Friday, 15 August 2025

AWS scenario-based interview Q&A

## 1. Security & Identity Management


Q1: A developer accidentally deletes an S3 bucket in the dev account. How would you prevent such incidents across all accounts without impacting productivity?

Testing: Knowledge of SCPs, IAM best practices, and least privilege.

Answer:


 Use AWS Organizations → Service Control Policies (SCP) to restrict destructive actions (e.g., `s3:DeleteBucket`) in non-prod accounts.

 Enable MFA Delete for critical buckets.

 Configure CloudTrail + EventBridge alerts for bucket deletion events.


Q2: How do you implement least privilege for a team of developers?

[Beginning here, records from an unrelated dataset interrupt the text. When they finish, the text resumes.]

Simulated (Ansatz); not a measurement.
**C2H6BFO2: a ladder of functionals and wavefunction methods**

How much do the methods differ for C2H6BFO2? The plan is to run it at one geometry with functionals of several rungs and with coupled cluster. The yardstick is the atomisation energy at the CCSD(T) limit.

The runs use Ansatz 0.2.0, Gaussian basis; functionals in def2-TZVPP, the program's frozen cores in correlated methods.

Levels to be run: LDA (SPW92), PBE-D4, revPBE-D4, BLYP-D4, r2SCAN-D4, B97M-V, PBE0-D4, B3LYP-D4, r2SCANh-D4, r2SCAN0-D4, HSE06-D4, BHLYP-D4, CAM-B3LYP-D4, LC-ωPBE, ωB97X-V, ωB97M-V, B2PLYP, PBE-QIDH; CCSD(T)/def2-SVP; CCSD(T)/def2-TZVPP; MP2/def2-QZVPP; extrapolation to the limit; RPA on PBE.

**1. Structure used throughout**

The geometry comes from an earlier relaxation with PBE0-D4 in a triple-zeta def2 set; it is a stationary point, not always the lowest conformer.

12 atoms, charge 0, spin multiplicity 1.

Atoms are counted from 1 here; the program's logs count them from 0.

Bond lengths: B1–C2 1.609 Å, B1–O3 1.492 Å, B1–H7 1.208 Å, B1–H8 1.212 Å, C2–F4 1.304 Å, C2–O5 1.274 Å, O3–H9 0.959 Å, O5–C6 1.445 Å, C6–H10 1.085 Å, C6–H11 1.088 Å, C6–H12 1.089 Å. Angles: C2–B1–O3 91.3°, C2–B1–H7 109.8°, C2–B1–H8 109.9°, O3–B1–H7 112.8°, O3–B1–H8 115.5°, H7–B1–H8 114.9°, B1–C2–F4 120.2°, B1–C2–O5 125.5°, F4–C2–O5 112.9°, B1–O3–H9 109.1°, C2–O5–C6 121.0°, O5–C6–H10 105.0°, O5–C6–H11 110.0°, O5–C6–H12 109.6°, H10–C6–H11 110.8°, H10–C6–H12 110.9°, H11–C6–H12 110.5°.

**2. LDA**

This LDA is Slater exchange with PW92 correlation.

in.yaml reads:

Testing: IAM role & policy design.

Answer:


 Assign roles with service-specific permissions rather than using root/admin.

 Use managed policies but customize to remove unused actions.

 Monitor with IAM Access Advisor to tighten permissions over time.


---


## 2. Networking


Q1: Your application in VPC A needs to connect to a database in VPC B in the same region without using public internet. How would you do it?

Testing: VPC connectivity, security best practices.

Answer:


 Use VPC Peering if it’s a simple one-to-one link.

 Use PrivateLink if only specific services need access.

 Avoid routing through IGW or NAT for security.


Q2: You need to connect 10 VPCs across 3 regions. How would you design the network to minimize complexity?

Testing: Multi-VPC & multi-region architecture.

Answer:


 Use AWS Transit Gateway to centralize connectivity.

 Enable inter-region peering between TGWs.

 Configure route tables carefully per environment to control traffic flow.


---


## 3. Compute Layer


Q1: During a flash sale, EC2 instances behind an ALB reach 90% CPU. What’s your immediate plan?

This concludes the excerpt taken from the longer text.